Many of the commonsensical solutions to these problems exist, but they fall athwart of the core ideology of America – the ideology that made this country great, and which on bad days now make us afraid that we’re going to be next on this list: Roman, British, Soviet…. American.
The bedrock of “this is not how we Americans do things,” like the refrain of “USA! USA!” or “America First” is too embedded in this country and its narratives and its education and its discourse. It is, literally, “un-American” to suggest such things as universal free health care or removing guns from circulation.
And this leads me finally on to the topic of Jewishness and of Hazon’s work.
I know that I explain this next thing imperfectly.
But the animating idea and connection behind all of Hazon’s work is that the world needs the Jewish people and the world needs Jewish ideas and teachings, and the conversations we have in general in Jewish life are far too small.

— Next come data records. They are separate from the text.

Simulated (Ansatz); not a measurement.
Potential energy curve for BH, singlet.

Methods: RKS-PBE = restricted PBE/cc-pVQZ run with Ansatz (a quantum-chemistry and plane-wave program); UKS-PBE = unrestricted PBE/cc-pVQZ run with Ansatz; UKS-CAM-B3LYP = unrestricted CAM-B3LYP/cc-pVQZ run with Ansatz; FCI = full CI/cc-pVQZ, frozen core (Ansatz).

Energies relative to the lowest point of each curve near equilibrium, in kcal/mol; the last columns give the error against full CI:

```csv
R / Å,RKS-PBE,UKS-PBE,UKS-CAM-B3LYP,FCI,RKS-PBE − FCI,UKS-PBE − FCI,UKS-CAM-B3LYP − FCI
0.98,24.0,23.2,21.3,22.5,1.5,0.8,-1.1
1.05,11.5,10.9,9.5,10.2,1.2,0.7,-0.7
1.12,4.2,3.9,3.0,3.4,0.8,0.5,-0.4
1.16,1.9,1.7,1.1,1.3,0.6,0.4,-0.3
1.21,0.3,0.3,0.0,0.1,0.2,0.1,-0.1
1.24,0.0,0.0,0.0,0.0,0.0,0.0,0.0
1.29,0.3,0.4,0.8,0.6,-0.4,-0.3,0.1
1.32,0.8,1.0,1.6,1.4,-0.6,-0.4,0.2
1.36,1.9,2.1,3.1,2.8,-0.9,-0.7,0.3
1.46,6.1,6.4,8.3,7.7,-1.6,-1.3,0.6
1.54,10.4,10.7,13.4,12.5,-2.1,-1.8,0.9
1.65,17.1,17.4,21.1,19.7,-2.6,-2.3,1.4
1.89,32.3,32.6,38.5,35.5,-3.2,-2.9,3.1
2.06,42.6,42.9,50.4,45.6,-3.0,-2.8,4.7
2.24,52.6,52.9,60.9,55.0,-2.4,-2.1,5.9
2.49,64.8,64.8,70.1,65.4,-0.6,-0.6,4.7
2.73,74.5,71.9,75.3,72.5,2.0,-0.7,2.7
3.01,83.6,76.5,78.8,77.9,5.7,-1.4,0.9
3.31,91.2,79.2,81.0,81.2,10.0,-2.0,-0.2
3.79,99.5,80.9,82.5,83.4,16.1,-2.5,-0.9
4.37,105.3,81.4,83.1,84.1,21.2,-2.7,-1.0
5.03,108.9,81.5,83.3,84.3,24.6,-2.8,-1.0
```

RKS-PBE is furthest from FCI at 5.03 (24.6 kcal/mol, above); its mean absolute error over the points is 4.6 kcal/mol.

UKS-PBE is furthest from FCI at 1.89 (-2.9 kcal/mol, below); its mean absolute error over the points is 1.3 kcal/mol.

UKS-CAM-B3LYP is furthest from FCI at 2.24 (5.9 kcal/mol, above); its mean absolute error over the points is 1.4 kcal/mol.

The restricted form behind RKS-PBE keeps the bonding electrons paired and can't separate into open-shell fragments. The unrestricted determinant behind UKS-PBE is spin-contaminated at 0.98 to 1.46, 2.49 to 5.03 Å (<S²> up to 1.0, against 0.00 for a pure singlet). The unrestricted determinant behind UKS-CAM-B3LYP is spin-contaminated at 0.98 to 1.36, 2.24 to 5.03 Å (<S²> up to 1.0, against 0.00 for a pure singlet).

It is from the long-run of Jewish history – over 3,000 years, not 300 years – that I believe we have to love America, critique it, support it, be part of it, interact with it; and do this from a distinctively Jewish place. The argument in Jewish tradition about the tension between din and chesed – between justice and mercy – needs to air in public space. We need to offer the rhythms of time – Shabbat, sefirat ha’omer, shmita – on a wider stage. “The environmental crisis” isn’t just technocratic; it needs a slow, day-in and day-out engendering of love and sanctity and gentleness and awe which many of the great rabbis seemed to have. Rav Kook was unique and unusual, but he arose in intellectual and human soil that was tilled by generations of ancestors who believed in their bones, and taught to their kids, that “the earth is the Lord’s, and the fullness thereof…,” that to eat a piece of fruit without saying a bracha, a blessing, was essentially a form of theft.
People have within them goodness and the ability to do harm, and so too religious traditions, and so too entire nations. May we read the Torah, and reflect on the world, and help our own communities and this great country itself to be the best that we truly can be. Like Moses, may we be determined and modest. Like Judith Belasco, may we commit to learning and growing. And like Hannah Weiss, may we take for granted that we, I, each of us, can make the world a little better, day by day. Not knowing, any of us, which will be our last.